The government is to invest £7m in strategic research and development projects and ground-breaking trials aimed at improving co-operation between infrastructure providers, content producers, users and software developers.
The investment follows a competition for funding managed by the government-backed Technology Strategy Board, which sought to encourage new collaborations between people and organisations from areas of the online world that are looking for better ways to cooperate in delivering digital services. The collaborators in each project will address two or more of three major challenges – developing an internet trusted by users, evolving hardware and software infrastructure, and proving new business models for digital content and services.
Nick Appleyard, the Technology Strategy Board's head of digital, said: "Co-operation between infrastructure providers, content producers, users and software developers is vital if we are to extract true economic value from the Internet. Such innovative, collaborative thinking will help to create a world-leading platform for UK business in the future and will allow the UK's digital economy to grow and thrive."
The ten projects will be led by 3C Research Ltd, AIMES Grid Services CIC, Avanti Communications, Cybula, Hewlett Packard, the Met Office, Mirriad, Steepest Ascent, Totally Radio and we7. The total value of all the projects, including contributions by the industrial partners involved, is £13.75m.
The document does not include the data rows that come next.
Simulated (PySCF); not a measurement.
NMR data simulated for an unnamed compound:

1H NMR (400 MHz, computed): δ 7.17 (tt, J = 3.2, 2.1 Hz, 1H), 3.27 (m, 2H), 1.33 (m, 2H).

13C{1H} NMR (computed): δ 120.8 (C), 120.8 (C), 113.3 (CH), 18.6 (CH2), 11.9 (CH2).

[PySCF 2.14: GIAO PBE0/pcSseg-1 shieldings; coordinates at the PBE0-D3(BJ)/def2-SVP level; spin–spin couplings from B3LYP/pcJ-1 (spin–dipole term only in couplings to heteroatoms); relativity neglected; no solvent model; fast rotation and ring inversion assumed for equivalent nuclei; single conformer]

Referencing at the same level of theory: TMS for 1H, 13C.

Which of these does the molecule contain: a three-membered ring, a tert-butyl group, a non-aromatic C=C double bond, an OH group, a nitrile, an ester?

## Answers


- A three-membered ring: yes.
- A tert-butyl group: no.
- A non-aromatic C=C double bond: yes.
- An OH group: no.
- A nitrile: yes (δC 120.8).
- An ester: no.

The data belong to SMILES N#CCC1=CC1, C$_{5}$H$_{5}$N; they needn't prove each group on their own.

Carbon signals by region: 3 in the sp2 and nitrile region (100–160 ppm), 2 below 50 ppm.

The Collaboration Across Digital Industries (CADI) funding competition will see a total of £18m invested by the Technology Strategy Board over 12 months. A competition for a second round of funding will open in March 2011. CADI is part of the Technology Strategy Board's digital investment programme, which also involves the creation of the UK Digital Testbed. The testbed – IC tomorrow, which came online in 2010 – allows businesses to test new digital services and run trials with consumers in a dedicated area of the internet.